That’s just the beginning of what Massad Ayoob had to say about ABC’s 20/20 special “If I Only Had A Gun”:

To make the point that an armed citizen would stand no chance against a single psycho gunman, the show engineered a totally “set ‘em up to fail” scenario in which some college kids were outfitted with Simunitions™ Glocks, which fired paintballs.  After limited familiarization, which apparently did not include drawing the guns from concealment, the kids were outfitted with safety-strap and SERPA security holsters that they obviously hadn’t adequately learned how to draw from.  These were then concealed under long white T-shirts that went down below their backsides, and clung tightly to the holstered pistols.  When a trained firearms instructor playing the role of the psycho entered the classroom and started shooting, the kids in the good guy role might as well have been wearing strait jackets.  The “gunman” also seemed to know before hand who would have the concealed weapons, because he zoomed right in on them.  They didn’t have a chance.

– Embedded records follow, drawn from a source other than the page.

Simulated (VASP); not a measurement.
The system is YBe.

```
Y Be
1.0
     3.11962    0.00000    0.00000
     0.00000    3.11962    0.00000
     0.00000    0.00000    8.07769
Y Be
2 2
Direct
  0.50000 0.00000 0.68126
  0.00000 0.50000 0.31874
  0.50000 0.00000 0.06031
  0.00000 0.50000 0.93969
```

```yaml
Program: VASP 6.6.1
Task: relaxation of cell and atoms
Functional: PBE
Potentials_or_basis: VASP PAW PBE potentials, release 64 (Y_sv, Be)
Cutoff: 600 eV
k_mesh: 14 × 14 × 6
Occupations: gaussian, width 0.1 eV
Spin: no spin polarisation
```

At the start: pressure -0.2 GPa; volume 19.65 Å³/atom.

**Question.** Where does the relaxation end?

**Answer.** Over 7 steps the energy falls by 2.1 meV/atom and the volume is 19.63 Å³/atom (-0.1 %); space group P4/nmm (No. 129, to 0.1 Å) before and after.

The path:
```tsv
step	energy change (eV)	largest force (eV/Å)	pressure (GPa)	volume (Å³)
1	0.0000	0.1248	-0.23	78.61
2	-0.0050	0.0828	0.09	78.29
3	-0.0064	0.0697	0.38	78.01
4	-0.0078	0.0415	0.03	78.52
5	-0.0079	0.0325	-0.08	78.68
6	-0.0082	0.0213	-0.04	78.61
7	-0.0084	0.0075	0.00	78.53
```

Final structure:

(Nonetheless, one bad guy role-player, an honest cop, was hit by a female student’s paintball bullet and went down.  She had obviously stopped the killing.  However, in the subsequent interview and reconstruction, Ms. Sawyer managed to spin this into the armed rescuer being killed and the bad guy only wounded.)

[...]

Kudos to Leslie Stahl, “60 Minutes,” and CBS for having the integrity to show both sides of a complicated issue.  By contrast, ABC’s latest “20/20” outing with Diane Sawyer should be used in journalism school to show the students how degrading it is to their profession to disguise blatantly deceptive propaganda as an impartial news program.